I had another reading assignment before this one, but there was so much material that I have three(!) unfinished blog drafts on it. Refactoring is an even longer book, but most of the material in it is intended as reference, so it's quicker to write up my notes.
the process of changing a software system in such a way that it does not alter the external behavior of the code yet improves its internal structure
Also can be thought of as software decay in reverse.
Make code easier to understand.
Make code easier to modify.
Allows you to develop faster because it becomes easier to add new features.
Reduces the penalty of making changes to the overall design, which in turn means less time needed for upfront design. Also encourages simpler design even if it is less flexible, since it means design can always be changed.
Refactor before you add a new feature. Adding a new feature should not involve changing existing code (if you have correctly implemented open-closed principle or OCP).
Have self-checking automated tests so you can refactor safely.
- Run tests frequently after each step in a refactoring. If you forget, go back and redo the refactoring with testing.
- Test boundary conditions and expected exceptions.
Some design principles to keep in mind:
- A method belongs with the object whose data it uses.
- Minimize use of temporary variables and complex conditional logic.
- Eliminate duplicate code since more lines of code are more difficult to maintain.
- Clean code should not require you to remember anything about it to be readable and comprehensible.
Refactoring can be used to understand unfamiliar code or conduct a code review or understand a bug.
Don't set aside time to refactor. Refactoring should be done all throughout the development process in frequent, short bursts.
Sometimes refactoring can be as simple as renaming variables. Don't hesitate to rename.
Rule of Three: Refactor the third time you write code that duplicates similar behavior.
Software design concept that boils down to having many small modular components.
While it creates more pieces of code to manage, the benefits outweigh the drawbacks:
- Easy to share logic between different parts of your code.
- Allows (through good naming practices) explanation of the intent behind each step in your code.
- When making modifications, keeps change isolated to one part of the system.

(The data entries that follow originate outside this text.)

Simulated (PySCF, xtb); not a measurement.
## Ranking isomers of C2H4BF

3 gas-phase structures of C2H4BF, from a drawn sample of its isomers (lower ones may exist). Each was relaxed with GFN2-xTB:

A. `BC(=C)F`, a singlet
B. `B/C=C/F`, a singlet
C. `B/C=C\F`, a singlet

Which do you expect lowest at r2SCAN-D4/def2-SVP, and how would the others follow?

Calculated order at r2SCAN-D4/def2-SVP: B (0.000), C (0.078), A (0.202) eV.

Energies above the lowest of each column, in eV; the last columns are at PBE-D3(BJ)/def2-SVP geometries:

- Simplify conditional logic (e.g. in object-oriented paradigm, you can use the identity of the object rather than branching to specify different behaviors)
Limitations of refactoring
Hard to refactor applications with tight coupling to databases
May involve changing published interfaces, which requires maintaining old and new versions
Sometimes it is better to rewrite from scratch.
When not to refactor:
- Too many failing tests! Only refactor code that works.
- Close to deadline
Optimization often makes code harder to read and understand. But refactoring can make it easier to tune the performance.
Most of the time, there is a rate-limiting step that is responsible for slowing down the program. Don't optimize all parts of the code equally; identify where this step is (e.g. big-O analysis).
(There are probably dozens of blog posts that have already regurgitated this material partially or in full, so I'm just going to include some mnemonics to help myself remember what each one is about.)
Duplicated code: Self-explanatory
Long method: Some heuristics for identification
- "When we feel a need to comment something, we write a method instead."
- A lot of parameters or temporary variables
- Conditional logic
Large class: One sign is too many instance variables
Long parameter list: Note that this "smell" may end up being necessary in some cases to avoid unwanted dependencies.
Divergent change: Basically a single-responsibility principle (SRP) violation.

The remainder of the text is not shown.